Processing billions of events/day
Throughout the lifecycle of a company the IT architecture is bound to change multiple times. There can be many different reasons for such changes. One of the worst reasons for such change can be when developers get bored by a particular solution and just wish to follow whatever the newest hype happens to be.
Some of the reasons why the architecture changes happen to be better than the “bored developer”. In our case the triggering factor was related to the growth of the inbound traffic to our servers. In this post I am going to walk you through the changes in our architecture during the past six months.
Before jumping into details, some background about the service we needed to scale. Plumbr is operating in analytics/monitoring space where our Agents deployed next to the monitored nodes capture the information about how users interact with the monitored systems. The Agent’s job is to collect the data with minimal overhead and send it to the central Server to be processed.
The problem – too much traffic
The original version of the Server was built upon a simple monolith, processing data in a synchronous manner. This means that we used to have a simple Java servlet on our backend, responsible for:
- accepting & unzipping the data from Agent(s);
- verifying data integrity against checksums;
- decoding from binary format into domain classes;
- passing the data through different processors aggregating/filtering/enriching the data;
- saving the outcome into relational databases & filesystem;
- and finally, if everything went smoothly, responding to the Agent with 200 HTTP response code.
Being a simple and straightforward solution for the problem at hand, this solution has served us well. However, as our user base grew, several problems started to raise their ugly heads:
- The infrastructure, which was designed to process tens or hundreds of millions of events per day started to face throughput issues when the number of events we needed to process grew to billions of events per day.

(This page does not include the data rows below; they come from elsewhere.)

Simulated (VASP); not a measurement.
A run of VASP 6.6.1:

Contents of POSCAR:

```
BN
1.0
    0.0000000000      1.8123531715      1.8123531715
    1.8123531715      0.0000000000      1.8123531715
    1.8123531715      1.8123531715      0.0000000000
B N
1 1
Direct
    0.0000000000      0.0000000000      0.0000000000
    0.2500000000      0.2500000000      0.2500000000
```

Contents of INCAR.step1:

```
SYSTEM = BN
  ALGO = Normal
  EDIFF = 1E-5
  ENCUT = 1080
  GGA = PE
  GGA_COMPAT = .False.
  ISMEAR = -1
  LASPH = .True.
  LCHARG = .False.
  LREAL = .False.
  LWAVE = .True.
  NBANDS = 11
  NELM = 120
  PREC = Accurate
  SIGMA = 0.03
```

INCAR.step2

- Unexpected traffic spikes from one customer started impacting other customers. The growing queue of unprocessed messages meant that all the customers experienced some delay in how fast the incoming events were processed.
- What had worked well with just a few hundred connected agents was already facing connectivity issues as the number of Agents kept growing. To make sure things will break, our product decided to ship our Agents to client nodes (browsers & mobile devices) as well, taking the number of connected Agents to millions.
- The synchronous nature of the communication created an unneeded coupling between Agents and our Server. Problems in Server could impact data receiving from Agents.
So, at least in hindsight it is clear that we needed to change something.
Accepting that you have a problem is the first step to recovery. In addition, at least for software engineering, the encountered problems can be used as a source for refined requirements.
So we ended up extracting the following major requirements for the updated architecture. The new Server had to:
- be capable of processing 100 billion events per day;
- be capable of processing 99.9% of the events in under 30seconds;
- support 10 million simultaneously connected agents;
- isolate agents of one customer from another;
- decouple the data reception from data processing;
- be dynamically scalable dependent on the traffic volume.
The requirements are somewhat simplified to keep the post short and concise, but the original goals are preserved.
The Solution – Microservices & Kafka
I will save you from the weeks of trials-and-errors and will just present you the final solution we ended up with. New architecture builds upon decoupling three major phases of the event processing, which can in short be categorized as follows
- Receiving data.
- Processing data.
- Storing data.
The phases are isolated from one another via event queues as seen in the following diagram:
One of the simplest requirements to solve was decoupling the data retrieval from data processing. The solution for this introduced the first microservice to our architecture, aptly named “Data Receiver”. The purpose of this microservice would be to
- accept data from Agents;
- verify checksum to ensure that data was not corrupted on the way;
- dump all received data in its raw format to an intermediate queue;
- acknowledge the Agent about successful data receival.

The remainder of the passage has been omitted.